Google Debuts Spatial Audio SDK for Immersive Experiences

Google has launched Resonance Audio, a spatial audio software development kit based on technology from the company’s current VR Audio SDK. The latter was introduced with the Cardboard SDK in January 2016 and then integrated into the main Google VR SDK in May of the same year. The goal with Resonance Audio is to make it easier to develop for mobile and desktop platforms. The VR SDK audio engine already supports multiple platforms, but Google recognized that it could be “confusing and time-consuming” to work with various audio tools.

Road to VR states that, back in February, Google “described the development of streamlined FMOD and Wwise plugins for multiple platforms on both Unity and Unreal Engine,” something that “the new Resonance Audio SDK consolidates” and scales across mobile and desktop platforms.

Google_Spatial_Audio

Google says the new SDK supports “the most popular game engines, audio engines, and digital audio workstations” on Android, iOS, Windows, macOS, and Linux,” and provides integrations for “Unity, Unreal Engine, FMOD, Wwise, and DAWs,” as well as “native APIs for C/C++, Java, Objective-C, and the web.”
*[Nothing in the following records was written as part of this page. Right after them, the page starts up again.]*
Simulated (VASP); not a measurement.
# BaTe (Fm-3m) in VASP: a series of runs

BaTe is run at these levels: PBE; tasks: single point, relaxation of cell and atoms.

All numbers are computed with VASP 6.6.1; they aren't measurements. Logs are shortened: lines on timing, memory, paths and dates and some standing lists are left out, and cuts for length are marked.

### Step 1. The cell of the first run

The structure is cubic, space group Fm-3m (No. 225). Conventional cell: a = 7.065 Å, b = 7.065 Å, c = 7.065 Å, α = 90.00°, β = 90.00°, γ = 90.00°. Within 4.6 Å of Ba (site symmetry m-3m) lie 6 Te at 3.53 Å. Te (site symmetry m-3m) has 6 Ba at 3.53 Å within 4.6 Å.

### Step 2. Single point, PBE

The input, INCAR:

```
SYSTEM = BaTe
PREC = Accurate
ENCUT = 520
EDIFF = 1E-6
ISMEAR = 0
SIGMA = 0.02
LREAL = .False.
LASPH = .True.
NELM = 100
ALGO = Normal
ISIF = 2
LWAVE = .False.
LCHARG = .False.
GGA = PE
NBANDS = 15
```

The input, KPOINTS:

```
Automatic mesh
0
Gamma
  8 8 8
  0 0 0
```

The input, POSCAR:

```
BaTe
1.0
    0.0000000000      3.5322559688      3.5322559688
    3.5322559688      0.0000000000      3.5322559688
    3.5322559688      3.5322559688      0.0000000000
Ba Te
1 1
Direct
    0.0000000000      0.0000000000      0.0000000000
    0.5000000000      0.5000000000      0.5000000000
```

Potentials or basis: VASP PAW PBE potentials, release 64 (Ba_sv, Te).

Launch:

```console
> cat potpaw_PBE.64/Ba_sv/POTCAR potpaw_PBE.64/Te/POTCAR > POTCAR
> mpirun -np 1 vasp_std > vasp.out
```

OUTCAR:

What this means is that “developers can implement one sound design for their experience that should perform consistently on both mobile and desktop platforms.”

For the mobile platform “where CPU resources are often very limited for audio,” Resonance Audio offers scalable performance with “highly optimized digital signal processing algorithms based on higher order Ambisonics to spatialize hundreds of simultaneous 3D sound sources, without compromising audio quality.” Unity also offers a new feature for “precomputing reverb effects for a given environment” that also reduces CPU usage during playback.

Google_Resonance_Audio

The SDK will “also automatically render near-field effects for sound sources within arm’s reach of the user,” and offers “an ‘Ambisonic recording tool’ to spatially capture sound design directly within Unity, which can be saved to a file for use elsewhere, such as game engines or YouTube videos.”

On its blog, Google states that its new “VR FMOD and Wwise plugin suite provides … highly accurate rendering of large numbers of spatialized sound sources; distance, elevation and occlusion effects, all at minimal overhead; room acoustics that react in real-time to the listener’s location, smoothly transitioning between different environments; and playback of immersive ambisonic sound fields, using the same technology that powers spatial audio on YouTube.”